You can also help recover your health in several ways: by consuming the food and drinks that might be found within some of the buildings (which you can move around in 3rd person view as the nasties do not enter them), or by collecting any first aid kits you might find, or by using the energy vials some of the nasties might leave behind when “killed”. In all three cases, left-click the object in question to “add” it to a slot in the HUD’s inventory, then click the slot itself to “consume” the item it contains.

It is possible to simply run around blasting nasties, using the teleport portals (tunnels and covered bridges) to move between the town’s different locations to locate them. However, there is also at least one story awaiting discovery by touching various books, etc., and then reading the contents via the HUD.

However, there are also NPCs – non-player characters – awaiting discovery. Touching one will open a “dialogue” conducted via the HUD that will both provide information (possibly via more than one touch or by clicking the HUD info panel), and one or more quest options, including a list of possible quests which you can opt to complete. (you can select up to 5 quests at a time, opening opportunities for varied game play).

Interacting with an NPC via the HUD – clicking the NPC or the HUD’s information area may display further information from the NPC, which may be displayed over several “pages” of the information area of the HUD – click on it to move through (1). There may also be an options list where you can click on individual items for information, including any available quests (2). Click a quest adds it to your task list; completing it removes it from the task list

Quests vary in content from continuing the shoot-the-nasty format through to performing rescuing or finding items. Again a note card available through the Help options in the HUD will provide information on the various quests that many be available.

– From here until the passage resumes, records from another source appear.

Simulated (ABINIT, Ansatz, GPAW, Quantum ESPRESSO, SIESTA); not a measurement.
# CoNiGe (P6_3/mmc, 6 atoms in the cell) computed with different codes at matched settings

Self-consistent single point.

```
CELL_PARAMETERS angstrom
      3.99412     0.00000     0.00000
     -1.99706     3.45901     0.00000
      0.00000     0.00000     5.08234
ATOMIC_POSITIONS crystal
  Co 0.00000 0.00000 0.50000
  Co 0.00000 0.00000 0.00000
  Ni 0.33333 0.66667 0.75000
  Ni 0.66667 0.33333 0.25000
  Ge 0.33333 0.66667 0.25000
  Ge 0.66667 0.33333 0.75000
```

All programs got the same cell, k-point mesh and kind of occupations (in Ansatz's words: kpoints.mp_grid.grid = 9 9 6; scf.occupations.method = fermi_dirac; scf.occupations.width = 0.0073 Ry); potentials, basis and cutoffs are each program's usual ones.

All of which adds up to the opportunity for first-person entertainment.  As with 2019, I found that while the instructions on using the HUD, following quests, etc., to be very detailed, the broader brush-strokes of the main story seem to be poorly presented. What is the coming “titan”? What role does it play in the actual activities within the region? Perhaps this is only discovered by completing all quests, etc., which admittedly I have not done.  I will say that I found the shoot-’em-up aspect oddly addictive – as I did in 2019 -, although this was tempered by the fact that the game HUD seemed exceptionally slow to respond / update, even when I was the only person in the region.

Nevertheless, if adventure games / hunts are your thing, Dragon Rising may well be worth the time poking at.